Coinbase CEO Brian Armstrong warned that the Bank of England’s proposed stablecoin regulations, including caps on individual and business holdings, would stifle innovation and harm the UK’s global competitiveness. Simultaneously, the exchange’s lucrative stablecoin revenue, which reached $1.35 billion in 2025, faces uncertainty in the U.S. as legislative battles over bills like the GENIUS and CLARITY Acts continue, with the latter threatening to restrict yield-sharing arrangements that drive its income.
Coinbase CEO Brian Armstrong stated on Tuesday that the Bank of England‘s proposed stablecoin caps would make the UK an “innovation blocker” in digital finance. He amplified a petition by crypto advocacy group Stand With Crypto UK, which has gathered over 80,000 signatures calling for a pro-innovation regulatory regime.
Last year, the central bank proposed capping individual stablecoin holdings at approximately $26,350 and business holdings at $12.7 million, with additional reserve requirements. British lawmakers had previously warned this approach would deter innovation and push activity overseas. Meanwhile, Coinbase earned $1.35 billion in stablecoin revenue in 2025, a significant portion of its overall income.

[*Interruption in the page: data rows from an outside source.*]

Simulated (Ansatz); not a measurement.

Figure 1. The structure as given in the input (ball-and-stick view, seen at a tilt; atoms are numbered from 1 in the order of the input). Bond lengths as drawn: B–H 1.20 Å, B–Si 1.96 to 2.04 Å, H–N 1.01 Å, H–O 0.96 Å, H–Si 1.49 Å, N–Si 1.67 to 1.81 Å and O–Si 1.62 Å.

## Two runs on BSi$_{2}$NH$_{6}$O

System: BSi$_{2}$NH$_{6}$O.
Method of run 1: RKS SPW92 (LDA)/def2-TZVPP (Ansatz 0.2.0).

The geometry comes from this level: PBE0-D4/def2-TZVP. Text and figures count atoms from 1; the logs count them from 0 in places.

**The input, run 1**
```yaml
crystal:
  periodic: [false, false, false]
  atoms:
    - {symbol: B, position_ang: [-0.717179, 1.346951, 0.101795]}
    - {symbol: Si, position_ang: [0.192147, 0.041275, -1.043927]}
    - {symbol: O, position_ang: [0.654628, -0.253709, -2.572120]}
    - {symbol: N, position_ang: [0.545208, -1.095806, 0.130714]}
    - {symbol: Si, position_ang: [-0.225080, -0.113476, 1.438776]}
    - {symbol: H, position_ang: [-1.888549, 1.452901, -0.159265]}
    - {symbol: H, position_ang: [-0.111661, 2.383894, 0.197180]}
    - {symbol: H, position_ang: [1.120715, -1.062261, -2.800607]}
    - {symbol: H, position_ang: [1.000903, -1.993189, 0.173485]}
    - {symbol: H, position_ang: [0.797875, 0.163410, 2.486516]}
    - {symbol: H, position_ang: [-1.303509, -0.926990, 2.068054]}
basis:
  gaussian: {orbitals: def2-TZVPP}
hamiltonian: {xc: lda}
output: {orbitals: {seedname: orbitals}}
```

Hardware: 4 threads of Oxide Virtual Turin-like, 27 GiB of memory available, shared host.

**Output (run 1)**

Analysts estimate that figure could grow two to sevenfold under the U.S. GENIUS Act, which permits crypto companies to offer yield on deposits. However, the competing CLARITY Act seeks to restrict such yields, directly threatening Coinbase‘s revenue-sharing agreement with Circle for USDC. Armstrong last month withdrew support for that bill, declaring he would “rather have no bill than a bad bill.”
The Trump administration has declared the CLARITY Act a top legislative priority, aiming for passage by spring. Despite the disagreement, White House officials convened another meeting last week with banking representatives and the Crypto Council for Innovation to address the stablecoin yield issue.